Why Do Humans Tell The Stories They Do: An Interview with Lily Alexander (Part Three)

Much has been written about “the hero’s journey” as an underlying structure in contemporary storytelling -- one that is explicitly evoked by many working in the industry, from George Lucas’s open acknowledgement of the insights he drew from Joseph Campbell to the use of these concepts in many of the most widely used books on screenwriting. What do you see as the use value of “the hero’s journey” as a tool for authors in structuring contemporary stories? As a means for audiences to interpret and make sense of contemporary stories?

The “hero’s journey” is both a tool for the authors in structuring the story and a means by which the audience can interpret this narrative formula and benefit from it. It is through the use of this tool, the “journey” – essentially a ritual mechanism – that the two groups meet, as the Initiating and the Initiands (to borrow Turner’s terms). Both the former and the latter need the knowledge encoded within this narrative paradigm.

It was Campbell who coined the phrase “hero’s journey” to represent what is one of the most effective dynamic templates in human culture. Rooted in ancient initiation rituals, the symbolic journey facilitates transformation, adjustment and growth. Its purpose is to aid a male youth in his transition from boy to man. Over time, this ritual-mythic narrative has expanded to embrace and stimulate a range of transformative experiences for people of all ages and genders.
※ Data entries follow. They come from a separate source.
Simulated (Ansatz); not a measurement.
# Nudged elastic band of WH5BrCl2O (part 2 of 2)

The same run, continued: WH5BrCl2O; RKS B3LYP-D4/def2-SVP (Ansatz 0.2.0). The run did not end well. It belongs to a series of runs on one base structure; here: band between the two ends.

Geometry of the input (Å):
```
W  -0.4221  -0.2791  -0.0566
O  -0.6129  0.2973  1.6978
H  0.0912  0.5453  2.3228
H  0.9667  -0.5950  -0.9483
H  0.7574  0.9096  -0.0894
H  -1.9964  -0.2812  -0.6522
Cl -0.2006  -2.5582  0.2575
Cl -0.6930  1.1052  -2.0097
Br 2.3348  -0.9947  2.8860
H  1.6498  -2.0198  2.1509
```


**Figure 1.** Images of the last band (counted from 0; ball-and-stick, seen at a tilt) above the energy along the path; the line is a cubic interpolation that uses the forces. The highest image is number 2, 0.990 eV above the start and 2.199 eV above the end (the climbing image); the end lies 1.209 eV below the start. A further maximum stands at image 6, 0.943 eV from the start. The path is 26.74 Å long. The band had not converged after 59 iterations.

Joseph Campbell wrote a magnificent book bringing attention to this timeless mythic-ritual narrative. Victor Turner too wrote about the Sacred Journey as a core of a ritual structure. The Journey remains capable of influencing contemporary societies, but does so by means of such genres as action-adventure, fairytale, fantasy, science fiction, and recently magic realism. As highlighted in Fictional Worlds, the symbolic journey has many goals; most importantly, the leapfrogging of knowledge.

The ritual-mythic Journey Story, with its balance between centrifugal (toward the World’s Edge) and centripetal (Homebound) movements, is proposed in Fictional Worlds as a modeling system of crucial importance to the symbolic construction of community. On the outward trajectory, the Hero explores the Unknown, encounters a boundless diversity of species and types of consciousness, and must grow rapidly in order to survive the journey-ordeal. On the Journey’s inward path, as the “reborn” and enlightened Hero makes his way back home, to unite with family, s/he must process these new experiences, extract vital information and evaluate how this new knowledge will impact the Homeworld. Essentially, fictional world-building is an attempt to fix the Homeworld, improving the life of its inhabitants by means of acquiring advanced knowledge obtained only through traveling the far-reaching external path.

While I admire Joseph Campbell’s books and always recommend them to my students, along with Vogler’s The Writer’s Journey, I added quite a lot to their interpretation of the Journey. Campbell based his books on the studies in folklore and myth that were contemporary to him. His conceptions can now be effectively updated, given developments in anthropology, semiotics and narrative theory. I had an opportunity to add some vital ideas from a spectrum of thinkers to the Journey formulas, and proposed a 10-step breakdown of the Journey script (defending my ideas as a doctoral thesis in 1998).

Incidentally, in addition to The Odyssey and Alice in Wonderland, my personal favorites on-screen are Spirited Away, Pan’s Labyrinth, and The Lord of the Rings. More experimental “drawings” on the Hero’s Journey narrative on-screen, which often avoid a simplistic “happy ending,” include: Port of Shadows, Casablanca, Butch Cassidy and the Sundance Kid, The Passage, as well as Antonioni’s The Passenger, and Tarkovsky’s Andrei Roublev and Solaris.

Three points are highlighted in the approach towards the Journey paradigm in Fictional Worlds: (1) its transformative capacity; (2) its “astonishment” value, manifested in the unpredictable richness of the Wonderworld and its limitless opportunities granted through: magic, discoveries in Sci-Fi, or the journeying Hero’s wise choices; its alien-magic inhabitants; beguiling and maze-like landscapes; mysterious conscious or subconscious workings of the mind; fantastic, yet to be discovered, “natural laws”; and the many ways one can connect with the Unknown. And finally: (3) advanced knowledge as a story goal: both a gift to the community and a catalyst of progress.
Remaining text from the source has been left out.